Carlyle Group Inc. said Chief Executive Officer Kewsong Lee stepped down, a setback to the private equity giant’s bid to navigate a generational transition during a period of market turbulence.

His sudden exit reverses a changing of the guard set in motion just five years ago when Carlyle’s founders ceded leadership duties to a new pair of co-heads. That arrangement didn’t last.

Lee, 56, became the sole boss in September 2020 after a power tussle that led to co-chief executive Glenn Youngkin leaving. Now, Lee’s exit has come as a surprise to many executives too. With his five-year employment agreement due to expire at the end of the year, Lee and board directors clashed over his contract in recent discussions, said a person familiar with the matter.

Co-Founder Bill Conway, current non-executive co-chairman, will step in as interim CEO during the search for a successor, the company said in a statement.

At the start of 2022, Carlyle bumped Lee’s base salary more than threefold to $1 million.

For all of the private equity industry’s attempts to tout its prowess at fixing and reshaping companies, many firms have struggled to navigate a smooth transfer of leadership and shake off the hallmarks of their founders.

Lee had been trying to diversify revenues, make profits less tied to markets’ boom-and-bust cycles and lift Carlyle’s stock price. That task is needed more than ever, with volatile markets making it harder to take companies public or sell them at high prices.

In his aggressive attempts to remake the firm, Lee — a former Warburg Pincus dealmaker who joined Carlyle in 2013 — made changes that at times put him at odds with the old guard. He tried to knit competing factions and restructure teams to make dealmakers work more closely together. He also staffed the top ranks with new faces and tried to shift the Washington-based firm’s power center toward New York.

Shares of Carlyle have dropped 31 percent this year, underperforming rivals including Blackstone Inc. and Apollo Global Management Inc.

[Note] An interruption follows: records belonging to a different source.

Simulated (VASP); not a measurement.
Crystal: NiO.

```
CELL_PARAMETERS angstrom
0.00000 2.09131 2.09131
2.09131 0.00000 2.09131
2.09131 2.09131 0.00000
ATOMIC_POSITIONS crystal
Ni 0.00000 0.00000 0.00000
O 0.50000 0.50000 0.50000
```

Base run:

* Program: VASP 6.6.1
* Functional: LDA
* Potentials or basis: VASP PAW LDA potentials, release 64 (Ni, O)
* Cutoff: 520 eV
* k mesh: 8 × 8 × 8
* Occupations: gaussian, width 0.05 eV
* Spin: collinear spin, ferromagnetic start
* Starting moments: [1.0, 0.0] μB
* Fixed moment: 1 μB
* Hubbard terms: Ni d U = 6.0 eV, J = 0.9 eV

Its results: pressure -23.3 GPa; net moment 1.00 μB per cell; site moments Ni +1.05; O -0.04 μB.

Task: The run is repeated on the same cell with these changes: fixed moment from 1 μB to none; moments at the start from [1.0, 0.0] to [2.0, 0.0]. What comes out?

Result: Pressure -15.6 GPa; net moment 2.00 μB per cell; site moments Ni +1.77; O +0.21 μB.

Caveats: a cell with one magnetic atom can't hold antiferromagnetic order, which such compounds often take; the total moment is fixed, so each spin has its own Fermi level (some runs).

Carlyle posted a 34 percent increase in distributable earnings in the second quarter, as it grew its credit business and boosted fee streams. Still, Lee said at the time that the industry faces an uncertain environment as the Federal Reserve moves to raise interest rates and tackle inflation. Valuations will need to reset before deal activity picks up across the industry, he said.

A newly formed search committee will help find a permanent successor, Carlyle said. The company also formed a CEO office to assist Conway and make a “seamless transition” once a replacement has been identified.